Connected Objects: the key to success

By December 01, 2015

Speaking at the recent RE.WORK Connect Summit, entrepreneur Haomiao Huang explained what he believed to be the basis for any connected object to become popular: providing hitherto-unavailable information and enabling users to act on it easily.

How can you explain why users are instantly attracted to some connected objects, while other inventions are condemned to fill the cemetery of promising devices that never quite make it with the public? Haomiao Huang, co-founder and CTO of Kuna Systems – a Burlingame, California-based startup which has developed a break-in prevention system for the home – tried to provide the audience at the RE.WORK connect summit, held in mid-November in San Francisco, with the answer to a very basic question: ‟How can you distinguish useful connected objects, which create real value, from those that simply add a technological veneer? In other words, how can you tell what really belongs to the Internet of Useful Things?” he asked, underlining that “merely connecting an object doesn’t make it useful.

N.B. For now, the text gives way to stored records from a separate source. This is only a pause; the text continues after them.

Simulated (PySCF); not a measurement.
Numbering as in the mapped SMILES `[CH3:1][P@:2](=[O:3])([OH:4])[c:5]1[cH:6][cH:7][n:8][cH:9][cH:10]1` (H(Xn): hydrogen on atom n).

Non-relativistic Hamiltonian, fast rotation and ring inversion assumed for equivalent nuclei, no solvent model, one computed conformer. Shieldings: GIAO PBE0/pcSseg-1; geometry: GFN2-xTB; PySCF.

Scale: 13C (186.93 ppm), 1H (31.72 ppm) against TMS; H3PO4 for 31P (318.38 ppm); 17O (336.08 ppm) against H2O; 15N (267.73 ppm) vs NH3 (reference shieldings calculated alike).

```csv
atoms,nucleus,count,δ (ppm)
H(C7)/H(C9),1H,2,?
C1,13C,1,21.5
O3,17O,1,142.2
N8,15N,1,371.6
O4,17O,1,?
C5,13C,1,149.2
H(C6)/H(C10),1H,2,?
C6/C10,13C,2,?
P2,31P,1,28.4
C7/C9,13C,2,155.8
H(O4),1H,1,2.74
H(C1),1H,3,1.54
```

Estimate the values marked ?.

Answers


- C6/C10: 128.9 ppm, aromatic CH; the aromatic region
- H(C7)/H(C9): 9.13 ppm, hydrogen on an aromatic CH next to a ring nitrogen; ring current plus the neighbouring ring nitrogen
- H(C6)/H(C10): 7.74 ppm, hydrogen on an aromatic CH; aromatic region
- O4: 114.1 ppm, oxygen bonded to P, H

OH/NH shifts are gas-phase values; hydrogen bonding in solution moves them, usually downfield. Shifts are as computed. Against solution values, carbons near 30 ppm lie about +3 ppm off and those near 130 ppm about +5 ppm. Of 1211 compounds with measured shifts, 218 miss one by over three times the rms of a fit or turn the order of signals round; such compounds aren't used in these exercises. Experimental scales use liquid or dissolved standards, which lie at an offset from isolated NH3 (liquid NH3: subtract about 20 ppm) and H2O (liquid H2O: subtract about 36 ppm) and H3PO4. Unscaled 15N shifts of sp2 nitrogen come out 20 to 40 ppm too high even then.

To illustrate his views, Haomiao Huang took three examples. Firstly a device which collects data on your night-time behaviour so as to enable you to analyse your sleep. ‟This object is very well designed and it provides an innovative, useful service for something that affects everyone”. Nevertheless, he had stopped using it after just a couple of weeks, he said, while his Fitbit wristband and his smart scales, each with a much simpler design and less exciting output, both continue to meet his needs on a regular basis.

Information and action

Haomiao Huang argued that a ‘smart’ object must do two jobs: collect information and enable the user to act accordingly. Based on these criteria, he went back to his three examples, explaining: ‟The device which analyses my sleep tells me how I have slept during the night. But I already have that information as soon as I wake up. I feel tired and I’m struggling to get up, so it’s perfectly obvious that I’ve slept badly.” Moreover, he pointed out, even though it may be quite interesting to obtain an analysis of the various phases of your sleep, you have no way of acting directly on this information. “Sleep quality depends on a wide range of factors: have I been drinking alcohol, have I eaten a heavy meal, am I going through a period of stress, was my wife moving around during the night, and so on. I can’t just start immediately doing something simple to improve my sleep patterns. So it’s not really clear just how useful this object is in my daily life,” he told the audience.

By contrast, the Fitbit wristband tracks the number of steps I’ve taken during the day. I can’t get this information without this device or another smart object. This data tells me directly whether I’ve done enough exercise and if I haven’t I can do something about it right away by going for a walk around the neighbourhood or getting into my sports gear. So this device gives you useful information plus action that you can easily take. The smart scales tell you your body weight, your body mass index and other information on your physical health – variables which you can act on easily by taking more exercise or changing your eating habits. In addition, the object provides you with ongoing charts and graphics so that you can actually observe how effective your actions are.

Dynamic, evolving uses 

Huang also pointed out that a connected object can serve to increase your power of action in relation to another piece of equipment. An example of this is central heating, where you can control the temperature in every room at your house through a single device. Now with the Internet of Things you can also do this remotely, i.e. you can keep the heating turned off during the day while you are out and turn it on again from your workplace an hour before you go home.

Haomiao Huang’s startup, Kuna Systems, is positioned in this niche. ‟Today, there are many security systems that can alert you remotely if someone has broken into your home, so that if this happens you can call the police immediately. This is useful information which you can act upon easily. However, we wanted to go further, we wanted to enable users to know if someone was about to break into their home, and so prevent them from doing so,” he told the auditorium, adding that this did not imply taking any violent reprisals, but was based on the observation that ‟most thieves aren’t big-time criminals, they’re looking for easy targets. Often they’ll just knock on the door and if they think someone’s at home, they’re quite happy to run off.

The smart device developed by Kuna Systems is an outside light fixture with an integrated camera, which is able to detect any suspicious movements in front of the user’s house and send an alert on his/her smartphone. Customers can then use the phone to switch on the light, play a pre-recorded message, speak directly to the would-be intruder, or set off the alarm.

Last but not least, Haomiao Huang pointed out that a connected object will not necessarily have one fixed use. People are quite likely to find uses over and above what the developers had originally intended. He cited the example of one of his customers who used the Kuna Systems light fixture to speak to delivery people who came knocking in his absence. The company has since highlighted this use of the Kuna system in its customer documentation.